SIMD stands for Single Instruction Multiple Data, and is the name for performing operations on multiple data elements together. For example, a SIMD add instruction can add multiple values, in parallel. SIMD is a very popular technique for accelerating computations in graphics, audio, codecs, physics simulation, cryptography, and many other domains.
In addition to delivering performance, SIMD also reduces power usage, as it uses fewer instructions to do the same amount of work.
The focus is currently on supporting both x86 platforms with SSE and ARM platforms with NEON. We’re also interested in the possibility of supporting other platforms, potentially including MIPS, Power, and others.
SIMD.js is originally derived from the Dart SIMD specification, and it is rapidly evolving to become a more general API, and to cover additional use cases such as those that require narrower integer types, including Int8x16 and Int16x8, and saturating operations.
SIMD.js is a fairly low-level API, and it is expected that libraries will be written on top of it to expose higher-level functionality such as matrix operations, transcendental functions, and more.
In addition to being usable in regular JS, there is also work is underway to add SIMD.js to asm.js too, so that it can be used from asm.js programs such those produced by Emscripten. In Emscripten, SIMD can be achieved through the built-in autovectorization, the generic SIMD extensions, or the new (and still growing) Emscripten-specific API. Emscripten will also be implementing subsets of popular headers such as <xmmintrin.h> with wrappers around the SIMD.js APIs, as additional ways to ease porting SIMD code in some situations.

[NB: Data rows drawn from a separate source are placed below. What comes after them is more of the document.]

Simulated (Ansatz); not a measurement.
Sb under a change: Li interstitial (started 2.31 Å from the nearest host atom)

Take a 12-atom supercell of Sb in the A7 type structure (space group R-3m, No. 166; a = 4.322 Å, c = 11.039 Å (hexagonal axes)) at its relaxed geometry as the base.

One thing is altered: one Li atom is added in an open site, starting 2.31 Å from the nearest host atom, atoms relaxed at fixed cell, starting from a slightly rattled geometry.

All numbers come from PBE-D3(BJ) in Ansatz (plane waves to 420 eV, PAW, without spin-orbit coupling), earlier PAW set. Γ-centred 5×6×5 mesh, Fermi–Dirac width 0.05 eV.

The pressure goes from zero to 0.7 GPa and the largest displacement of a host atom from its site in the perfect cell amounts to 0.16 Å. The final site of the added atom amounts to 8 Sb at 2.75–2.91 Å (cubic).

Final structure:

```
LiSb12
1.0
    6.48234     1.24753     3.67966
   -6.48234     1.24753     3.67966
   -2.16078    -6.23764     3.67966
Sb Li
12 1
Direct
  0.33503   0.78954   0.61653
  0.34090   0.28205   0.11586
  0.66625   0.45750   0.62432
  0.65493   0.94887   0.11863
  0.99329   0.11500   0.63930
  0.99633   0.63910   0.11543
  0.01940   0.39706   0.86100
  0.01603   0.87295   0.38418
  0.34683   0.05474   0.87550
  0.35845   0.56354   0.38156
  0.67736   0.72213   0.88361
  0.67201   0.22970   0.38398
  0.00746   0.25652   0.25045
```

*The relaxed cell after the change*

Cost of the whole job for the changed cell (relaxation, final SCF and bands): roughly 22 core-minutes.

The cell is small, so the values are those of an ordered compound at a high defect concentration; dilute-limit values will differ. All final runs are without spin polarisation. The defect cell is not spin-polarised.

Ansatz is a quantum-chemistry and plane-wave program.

The SIMD.js API itself is in active development. The ecmascript_simd github repository is currently serving as a provision specification as well as providing a polyfill implementation to provide the functionality, though of course not the accelerated performance, of the SIMD API on existing browsers. It also includes some benchmarks which also serve as examples of basic SIMD.js usage.
To see SIMD.js in action, check out the demo page accompanying the IDF2014 talk on SIMD.js.
The API has been presented to TC-39, which has approved it for stage 1 (Proposal). Work is proceeding in preparation for subsequent stages, which will involve proposing something closer to a finalized API.
SIMD.js implementation in Firefox Nightly is in active development. Internet Explorer has listed SIMD.js as “under consideration”. There is also a prototype implementation in a branch of Chromium.
Short SIMD and Long SIMD
One of the uses of SIMD is to accelerate processing of large arrays of data. If you have an array of N elements, and you want to do roughly the same thing to every element in the array, you can divide N by whatever SIMD size the platform makes available and run that many instances of your SIMD subroutine. Since N can can be very large, I call these kind of problems long SIMD problems.
Another use of SIMD is to accelerate processing of clusters of data. RGB or RGBA pixels, XYZW coordinates, or 4×4 matrices are all examples of such clusters, and I call problems which are expressed in these kinds of types short SIMD problems.
SIMD is a broad domain, and the boundary between short and long SIMD isn’t always clear, but at a high level, the two styles are quite different. Even the terminology used to describe them features a split: In the short SIMD world, the operation which copies a scalar value into every element of a vector value is called a “splat”, while in the long vector world the analogous operation is called a “broadcast”.
SIMD.js is primarily a “short” style API, and is well suited for short SIMD problems. SIMD.js can also be used for long SIMD problems, and it will still deliver significant speedups over plain scalar code. However, its fixed-length types aren’t going to achieve maximum performance of some of today’s CPUs, so there is still room for another solution to be developed to take advantage of that available performance.
Portability and Performance
There is a natural tension in many parts of SIMD.js between the desire to have an API which runs consistently across all important platforms, and the desire to have the API run as fast as possible on each individual platform.
Fortunately, there is a core set of operations which are very consistent across a wide variety of platforms. These operations include most of the basic arithmetic operations and form the core of SIMD.js. In this set, little to no overhead is incurred because many of the corresponding SIMD API instructions map directly to individual instructions.
But, there also are many operations that perform well on one platform, and poorly on others. These can lead to surprising performance cliffs. The current approach of the SIMD.js API is to focus on the things that can be done well with as few performance cliffs as possible. It is also focused on providing portable behavior. In combination, the aim is to ensure that a program which runs well on one platform will likely run and run well on another.
In future iterations of SIMD.js, we expect to expand the scope and include more capabilities as well as mechanisms for querying capabilities of the underlying platform. Similar to WebGL, this will allow programs to determine what capabilities are available to them so they can decide whether to fall back to more conservative code, or disable optional functionality.
The overall vision
SIMD.js will accelerate a wide range of demanding applications today, including games, video and audio manipulation, scientific simulations, and more, on the web. Applications will be able to use the SIMD.js API directly, libraries will be able to use SIMD.js to expose higher-level interfaces that applications can use, and Emscripten will compile C++ with popular SIMD idioms onto optimized SIMD.js code.
Looking forward, SIMD.js will continue to grow, to provide broader functionality. We hope to eventually accompany SIMD.js with a long-SIMD-style API as well, in which the two APIs can cooperate in a manner very similar to the way that OpenCL combines explicit vector types with the implicit long-vector parallelism of the underlying programming model.